There’s a lot more to startups than just customer jobs to be done, pains, and gains. In the beginning, you can view your startup as a large collection of assumptions, or untested hypotheses. It’s vital that you decide which of these assumptions are most critical to the success of your company, then systematically test them so that you know you’re on the right track.
In this unit, we use the Lean Canvas as a tool for articulating assumptions about your business model. We then discuss ways to prioritize assumptions and test the most important ones with customers.
Why testing assumptions is vital
It’s estimated that as many as 90 percent of all startups fail. As a startup founder, you need to believe that your company will be in the successful 10 percent, even though the odds aren’t in your favor. In other words, you need to believe in your abilities.
However, self-belief by itself can be dangerous. The best founders balance self-belief with an ability to think objectively about their startup. They listen to feedback from customers and act on that feedback, even if the feedback challenges the assumptions on which they based their company.
All founders have a finite amount of capital and time available. By testing your assumptions, you can progressively reduce the uncertainty in your business while minimizing the time and money that you spend on product development and growing your team. As you decrease the uncertainty, you’re able to increase your investment and gradually shift from an exploration phase to an execution phase of building your business.

Use the Lean Canvas
The Lean Canvas, developed by Ash Maurya (author of Running Lean), can help you capture your assumptions about all aspects of your business model.
The Lean Canvas is based on the well-known Business Model Canvas by Alex Osterwalder. It uses the structure of the Business Model Canvas and applies it to early-stage startups. This process helps founders spell out assumptions that relate to nine building blocks of business models.
The Lean Canvas uses some of the inputs we discussed earlier, such as customer, problem, and solution. It then adds vital business model blocks, such as revenue streams, cost structure, channels, and key metrics.

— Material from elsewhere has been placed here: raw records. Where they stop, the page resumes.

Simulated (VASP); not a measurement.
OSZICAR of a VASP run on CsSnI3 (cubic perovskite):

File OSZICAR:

For early-stage founders, the most critical assumptions about their startup’s business model tend to relate to three areas:
- Customer segments: You believe that you know which potential customers to focus on. You identified an early-adopter persona that represents the customers to target first.
- Problem: You believe that you know what problem the target customers have, and that those customers view existing alternatives as inadequate.
- Solution: You believe that your product is a better solution than existing alternatives. You believe that customers are going to choose your product because it’s a good fit for their needs.
Task: Complete your own Lean Canvas
Download the Lean Canvas from Leanfoundry.com.
Print the Lean Canvas and place your assumptions on the relevant section by using sticky notes. Spend no more than 20 minutes. Aim to write no more than one short sentence on each sticky note, and keep to a maximum of three sticky notes per block.
It’s best to start with the blocks for problem, customer segments, solution, and unique value proposition, because you already worked on these blocks in the Value Proposition Canvas. Then move on to the other blocks.
Identify critical assumptions
After capturing assumptions that relate to your startup’s value proposition and business model, it’s time to work out which of them are the most critical to test with customers.
We can use design thinking principles to identify three categories of assumptions that you should test. You can summarize them in the following three questions about your product:
- Is it desirable?Do customers want it? Does this problem really exist and do your customers really care about it?
- Is it feasible?Can you actually build this product? Do you have the technical skills? Do you have the necessary domain knowledge and the right connections?
- Is it viable?Can you build a commercially successful business around the product? Are there enough potential customers that are willing to pay enough for the product to achieve your commercial goals? Can you acquire customers cheaply enough that the lifetime value of those customers is larger than the cost of acquiring them?
For your startup to be successful, you need a product that’s desirable and feasible and viable. We can represent this sweet spot as the intersection of three sets in a Venn diagram.

Task: Identify which assumptions to test
Review all of the assumptions that you captured by using the Value Proposition Canvas and Lean Canvas. Draw a large Venn diagram. With a stack of new sticky notes, place each of your assumptions in one of the three categories.
Feel free to add any extra assumptions that you identify as part of this process. You can even color code them to match the three categories described earlier.
You might end up with 20 or 30 assumptions. It’s not practical to test them all, so your next objective is to work out which of these assumptions you should focus on testing.
One way to do this task is to plot each assumption on an assumptions matrix. The vertical axis of the matrix shows the importance of the assumption. The horizontal axis shows how much you know about it.

In this context, an important assumption is one that’s critical to the success of the business. If it proves to be wrong, then your business is unlikely to succeed. On the other hand, whether a trivial assumption is right or wrong doesn’t matter much.
Similarly, a known assumption is one about which you have a high degree of confidence based on some facts or evidence. An unknown assumption is one about which you’re just guessing.
It stands to reason that the assumptions you should focus on in testing are the ones that are both important and unknown. By plotting all of your assumptions in this simple matrix, you can quickly arrive at a manageable number that you need to test. Ideally, you have at least one assumption in this quadrant from each category of desirable, feasible, and viable.